Mar 21, 2022 | Criminal Defense

You may have heard that most criminal cases don’t go to trial. In fact, the government has a vested interest in settling most cases out of court. Trials cost money and use time and resources that are often in short supply. 

That can be to your advantage as a defendant if you aren’t innocent of the charges against you. That’s where plea bargaining comes in. Prosecutors are often willing to minimize the consequences on the defendant if it will save them the work and uncertainty of taking the case to a jury. Defendants often want to get on their lives as soon as possible and avoid the cost and stress of a trial on their loved ones.

Plea deals are typically negotiated around three areas. Let’s look at those.

The charge

Most often, this is the area of negotiation. Prosecutors may offer to reduce a charge or drop one or more charges in exchange for a defendant pleading guilty to a lesser charge. This can mean the difference between a felony and a misdemeanor or perhaps let someone avoid a charge that could cost them their career.

The sentence

Sometimes, a defendant’s greatest concern is having to spend time behind bars. Prosecutors may be willing to give them a reduced sentence or even allow them to avoid jail or prison completely in exchange for a guilty plea. Prosecutors may offer them probation or allow them to consider their sentence complete with “time served.” Sometimes, both the charge and the sentence can be reduced.

The facts

This is the least common subject of plea bargaining. However, it can be useful for someone who’s gotten involved in a complex legal situation. Basically, it involves a defendant “stipulating” to some incriminating facts so that the prosecution doesn’t have to go to great lengths to provide evidence of them. In exchange, they won’t introduce other facts they have that could get the defendant in more legal jeopardy.

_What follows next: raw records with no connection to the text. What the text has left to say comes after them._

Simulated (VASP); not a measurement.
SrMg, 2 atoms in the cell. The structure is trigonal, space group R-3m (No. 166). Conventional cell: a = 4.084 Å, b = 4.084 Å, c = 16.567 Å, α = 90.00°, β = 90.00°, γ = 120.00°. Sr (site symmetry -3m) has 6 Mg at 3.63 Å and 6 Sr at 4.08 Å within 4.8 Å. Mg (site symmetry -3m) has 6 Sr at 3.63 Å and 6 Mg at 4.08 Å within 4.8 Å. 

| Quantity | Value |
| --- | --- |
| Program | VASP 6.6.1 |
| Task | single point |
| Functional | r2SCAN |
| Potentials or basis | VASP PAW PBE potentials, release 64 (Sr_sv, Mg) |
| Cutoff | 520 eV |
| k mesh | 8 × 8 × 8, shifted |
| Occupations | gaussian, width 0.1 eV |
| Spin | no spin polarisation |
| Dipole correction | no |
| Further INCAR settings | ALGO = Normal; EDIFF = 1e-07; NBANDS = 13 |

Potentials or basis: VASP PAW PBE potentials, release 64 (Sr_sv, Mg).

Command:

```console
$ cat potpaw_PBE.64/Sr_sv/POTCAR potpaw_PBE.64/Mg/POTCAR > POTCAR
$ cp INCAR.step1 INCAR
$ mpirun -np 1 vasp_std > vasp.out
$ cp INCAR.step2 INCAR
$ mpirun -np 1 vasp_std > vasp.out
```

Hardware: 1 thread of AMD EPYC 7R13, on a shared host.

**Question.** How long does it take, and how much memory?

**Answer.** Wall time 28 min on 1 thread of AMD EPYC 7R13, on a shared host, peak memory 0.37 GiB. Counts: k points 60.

Of course, the decision to plea bargain or not is up to each person who finds themselves a defendant. Someone who is innocent of the charges against them and wants their “day in court” so that they can be exonerated won’t want to make a deal. Unfortunately, however, innocent people sometimes are found guilty by juries. 

Regardless of whether you choose to seek a plea deal or go to trial, you need experienced legal guidance. This can help you ensure that you get the best possible outcome for your situation.